EGU24-6107, updated on 08 Mar 2024
https://doi.org/10.5194/egusphere-egu24-6107
EGU General Assembly 2024
© Author(s) 2024. This work is distributed under
the Creative Commons Attribution 4.0 License.

A multi-modal high spatial resolution aerial imagery scene classification model with visual enhancement

Lin He1,2, Yi Lin1,2, and Yufei Song1,2
Lin He et al.
  • 1College of surveying and geo-informatics, Tongji University
  • 2Research Center for Remote Sensing Technology Application of Tongji University

Remote sensing image scene classification is to annotate semantic categories for image areas covering multiple land cover types, reflecting the spatial aggregation of relevant social resources among feature objects, which is one of the remote sensing interpretation tasks with higher challenges for algorithms to understand the images. Nowadays, scene semantic information extraction of images using deep neural networks is also one of the hot research directions. In comparison to other algorithms, deep neural networks can better capture semantic information in images to achieve higher classification accuracy involved in applications such as urban planning. In recent years, multi-modal models represented by image-text have achieved satisfactory performance in downstream tasks. The introduction of "multi-modal" in the field of remote sensing research should not be limited to the use of multi-source data, but more importantly to the coding of diverse data and the extracted deep features based on the huge amount of data. Therefore, in this paper, based on an image-text matching model, we establish a multi-modal scene classification model (Fig. 1) for high spatial resolution aerial images which is dominated by image features and text provides facilitation for the representation of image features. The algorithm first employs self-supervised learning of the visual model, to align the expression domain of the image features obtained from training on natural images with that of our particular dataset, which will help to improve the feature extraction effectiveness of the aerial survey images on the visual model. The features generated by the pre-trained image encoding model and the text encoding model will be further aligned and some of the parameters in the image encoder will be iteratively updated during training. A valid classifier is designed at the end of the model to implement the scene classification task. Through experiments, it was found that our algorithm has a significant improvement effect on the task of scene categorization on aerial survey images compared to single visual models. The model presented in the article obtained precision and recall of above 90% on the test dataset, contained in the high spatial resolution aerial survey images dataset we built with 27 categories (Fig. 2).

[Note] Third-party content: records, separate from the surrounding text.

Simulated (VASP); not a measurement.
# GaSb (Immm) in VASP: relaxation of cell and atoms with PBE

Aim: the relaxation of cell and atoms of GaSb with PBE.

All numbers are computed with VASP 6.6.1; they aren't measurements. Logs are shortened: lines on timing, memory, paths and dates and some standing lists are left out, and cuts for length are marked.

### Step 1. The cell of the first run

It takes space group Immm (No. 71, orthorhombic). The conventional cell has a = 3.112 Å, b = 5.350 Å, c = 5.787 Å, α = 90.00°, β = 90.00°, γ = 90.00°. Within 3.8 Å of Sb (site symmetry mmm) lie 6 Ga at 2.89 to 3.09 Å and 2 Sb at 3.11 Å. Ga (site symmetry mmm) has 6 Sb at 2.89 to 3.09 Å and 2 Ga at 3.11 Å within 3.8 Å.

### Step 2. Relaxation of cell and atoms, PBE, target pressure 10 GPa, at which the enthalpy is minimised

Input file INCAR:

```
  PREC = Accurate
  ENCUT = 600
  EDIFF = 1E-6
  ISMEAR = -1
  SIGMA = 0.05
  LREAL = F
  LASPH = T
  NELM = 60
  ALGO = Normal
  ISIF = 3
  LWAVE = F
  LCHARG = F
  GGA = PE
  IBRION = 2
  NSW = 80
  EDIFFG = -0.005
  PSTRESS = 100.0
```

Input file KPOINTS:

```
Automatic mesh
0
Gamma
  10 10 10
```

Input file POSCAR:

Fig 1. Diagram of the proposed model structure. Blue boxes are associated with the image, green boxes with the text, and red boxes with both image and text.

Fig 2. Samples in our high spatial resolution aerial survey images dataset.

How to cite: He, L., Lin, Y., and Song, Y.: A multi-modal high spatial resolution aerial imagery scene classification model with visual enhancement, EGU General Assembly 2024, Vienna, Austria, 14–19 Apr 2024, EGU24-6107, https://doi.org/10.5194/egusphere-egu24-6107, 2024.